MIFID II will require firms to have stricter internal and/or organizational requirements with explicit arrangements around their product design and distribution. In other words, in the future, firms must have better ‘product governance’ as referred to it by ESMA. Firms will be required to identify the target market for each product and ensure that all relevant risks are assessed and understood before a product is distributed. They must also ensure that the product is only distributed to those investors for whom it was actually designed.
The changes introduced to the MiFID II protocols are for safeguarding client assets, meaning that firms must take into consideration how client funds are spread across different banks, so that if one firm in a financial group gets into financial difficulty, the risk to client assets is contained.

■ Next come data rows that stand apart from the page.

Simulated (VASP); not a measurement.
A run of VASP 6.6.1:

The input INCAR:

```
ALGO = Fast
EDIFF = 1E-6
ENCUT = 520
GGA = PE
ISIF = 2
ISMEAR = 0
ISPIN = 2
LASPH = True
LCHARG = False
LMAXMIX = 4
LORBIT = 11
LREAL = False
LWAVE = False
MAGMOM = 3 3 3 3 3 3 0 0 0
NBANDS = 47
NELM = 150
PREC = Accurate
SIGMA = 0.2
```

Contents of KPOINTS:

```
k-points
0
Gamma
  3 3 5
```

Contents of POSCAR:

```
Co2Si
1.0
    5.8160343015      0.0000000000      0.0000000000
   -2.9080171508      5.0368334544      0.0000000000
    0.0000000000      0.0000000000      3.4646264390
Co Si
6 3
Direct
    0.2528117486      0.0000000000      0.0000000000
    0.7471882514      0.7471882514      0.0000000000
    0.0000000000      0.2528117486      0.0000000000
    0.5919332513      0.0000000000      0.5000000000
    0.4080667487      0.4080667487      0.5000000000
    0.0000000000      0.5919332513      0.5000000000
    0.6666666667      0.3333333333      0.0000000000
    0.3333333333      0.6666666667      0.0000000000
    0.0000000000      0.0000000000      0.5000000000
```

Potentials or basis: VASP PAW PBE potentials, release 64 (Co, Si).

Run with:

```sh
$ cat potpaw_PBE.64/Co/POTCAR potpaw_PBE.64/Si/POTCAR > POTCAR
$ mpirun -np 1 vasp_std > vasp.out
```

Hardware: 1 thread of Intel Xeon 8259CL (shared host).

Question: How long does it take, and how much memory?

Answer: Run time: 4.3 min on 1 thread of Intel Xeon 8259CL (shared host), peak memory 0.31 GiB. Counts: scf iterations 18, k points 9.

MiFID II will enable financial regulators in each member state to ban certain products permanently, if they consider these products not in the interests of investors and provided a number of legal conditions are fulfilled. Regulators will also be able to limit the marketing of these products to certain investor types only. Regulators will monitor the kinds of products firms market to certain investors and, where appropriate, will also ban (but on a temporary basis) the marketing and distribution of products that raise cause for concern.
MiFID II is strengthening requirements for investment firms to provide clear guidance and warnings of the risks associated with their financial instruments and whether the financial instrument is intended for the everyday retail market or for the more sophisticated, ‘professional’ clients.
MiFID II will introduce additional disclosures about a firm’s costs: All costs and related charges must now include information relating to both investment and/or other ‘ancillary’ services, including the cost of advice. The firm should make it clear as to how these services/products are to be paid for. The total figure of all costs and charges must be provided and an itemized breakdown of costs should be provided by the investment firm upon request.
The requirement to ensure prices are clear before and after trading on an exchange or other type of trading platform, will now apply to a wider set of financial instruments than just shares. For instance, firms will have to be clear about prices offered to buy or sell bonds, depositary receipts, exchange traded funds, structured finance products and they must also be clear at what price these products were actually bought and sold.
MiFID II will limit the types of non-complex instruments that can be sold without the firm needing to ask about, or to assess the investor’s knowledge and experience. In addition, MiFID II will cover structured deposits – a category of financial products which was previously unregulated at EU level, but which satisfies similar investor needs and raises comparable investor protection challenges to the types of financial instruments already within the scope of MiFID.